The Seattle Seahawks are headed to the Super Bowl. While I appreciate that my home team has had an extraordinary season, and while I appreciate the skill, hard work and dedication of the players, and while I’ll dutifully don my 2013 NFC Conference Champions t-shirt on “Blue Friday” and wear it to the game day festivities, I can’t honestly say I’m a member of the “12th Man.”
During the course of my life, I’ve learned that – as a matter of self-preservation – I’m better off hanging out a bit left of center, off the bandwagon, outside of the traditional norm. And in doing so, I’m privy to some very interesting perspectives and insights regarding the dynamics that drive certain systems. I can see what those who live within such systems may not.
One such perspective is the difference between a “tool” and a “trick” – especially as it relates to the subjects of personal growth, self-help and weight-loss. Based on countless hours of listening to conversations regarding these topics, I’ve come up with my preferred definitions of “tool” and “trick.” A “tool” is a device – an action, a process, a technique, etc. – to help you build something. A “trick” is a device – an action, a process, a technique, etc. – to help you deceive something or someone.
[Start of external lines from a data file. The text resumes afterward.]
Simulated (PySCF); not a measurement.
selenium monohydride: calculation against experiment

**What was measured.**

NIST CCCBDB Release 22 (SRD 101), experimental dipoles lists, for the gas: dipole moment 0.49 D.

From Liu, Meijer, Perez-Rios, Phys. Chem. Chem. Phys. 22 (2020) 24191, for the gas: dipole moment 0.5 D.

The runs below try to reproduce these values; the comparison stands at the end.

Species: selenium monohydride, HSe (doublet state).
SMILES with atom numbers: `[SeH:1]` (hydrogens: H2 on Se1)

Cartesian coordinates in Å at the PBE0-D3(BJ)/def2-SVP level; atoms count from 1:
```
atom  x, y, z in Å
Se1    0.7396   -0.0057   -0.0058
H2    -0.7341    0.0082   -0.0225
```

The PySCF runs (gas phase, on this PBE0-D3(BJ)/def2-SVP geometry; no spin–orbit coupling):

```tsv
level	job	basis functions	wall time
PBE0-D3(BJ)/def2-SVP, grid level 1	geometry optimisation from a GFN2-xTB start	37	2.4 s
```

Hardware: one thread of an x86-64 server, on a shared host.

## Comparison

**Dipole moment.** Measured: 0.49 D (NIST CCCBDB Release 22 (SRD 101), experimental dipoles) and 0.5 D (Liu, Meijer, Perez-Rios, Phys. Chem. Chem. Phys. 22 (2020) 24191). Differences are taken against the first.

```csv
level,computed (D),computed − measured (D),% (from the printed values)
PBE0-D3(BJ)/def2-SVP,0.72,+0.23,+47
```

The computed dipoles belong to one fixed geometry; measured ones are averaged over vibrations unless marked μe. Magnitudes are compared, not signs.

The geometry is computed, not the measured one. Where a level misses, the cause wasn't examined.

The personal growth and self-help world is really into tools. Every personal growth and self-help author out there has his or her own preferred tools for personal transformation. Examples of these tools would include techniques to improve communication – make eye contact, paraphrase key points and repeat them back to the person who said them, ask clarifying questions, etc. Another example would include tools used for anger management and conflict resolution – stop and count to ten, breathe, use “I” statements, etc. Another example would be tools to improve self-confidence – stand tall, celebrate successes, give compliments to others, etc. In all of these examples, the intention of the tool is to help you build and deepen something. And what is generally being built or deepened is a relationship – a relationship with another person, a relationship with self, a relationship with spirit, a relationship with life.
What I find fascinating is that so many people who are so well versed and practiced in the tools personal growth end up relying on “tricks” when trying to transform their bodies. These tricks range from drinking a full glass of water anytime you feel hungry to visualizing yourself wearing that itty-bitty swimming suit on an exotic beach. And whether they are physically, mentally or emotionally based, the intention of these tricks is to override your body’s authentic impulses. “Tricks” erode your relationship with your body.
A more effective and powerful approach to physical transformation is to use the same tools that you find effective for personal transformation. Rather than “trick” your body to deny its impulses, work to improve your communication with it and to deepen your relationship with it. Use your tools of anger management and conflict resolution to express and release your emotions rather than taking them out on your body. Use tools for improving self-confidence to improve your body-confidence. Look for the good in yourself and in your body. Focus on what you can appreciate.
When you approach physical transformation from the same perspective as personal transformation, you’ll find that you already have the skills and tools you need to achieve your goals. And then, because your results come from authentic and congruent actions based on a deepening of your relationship with your body and its wisdom, your results are sustainable.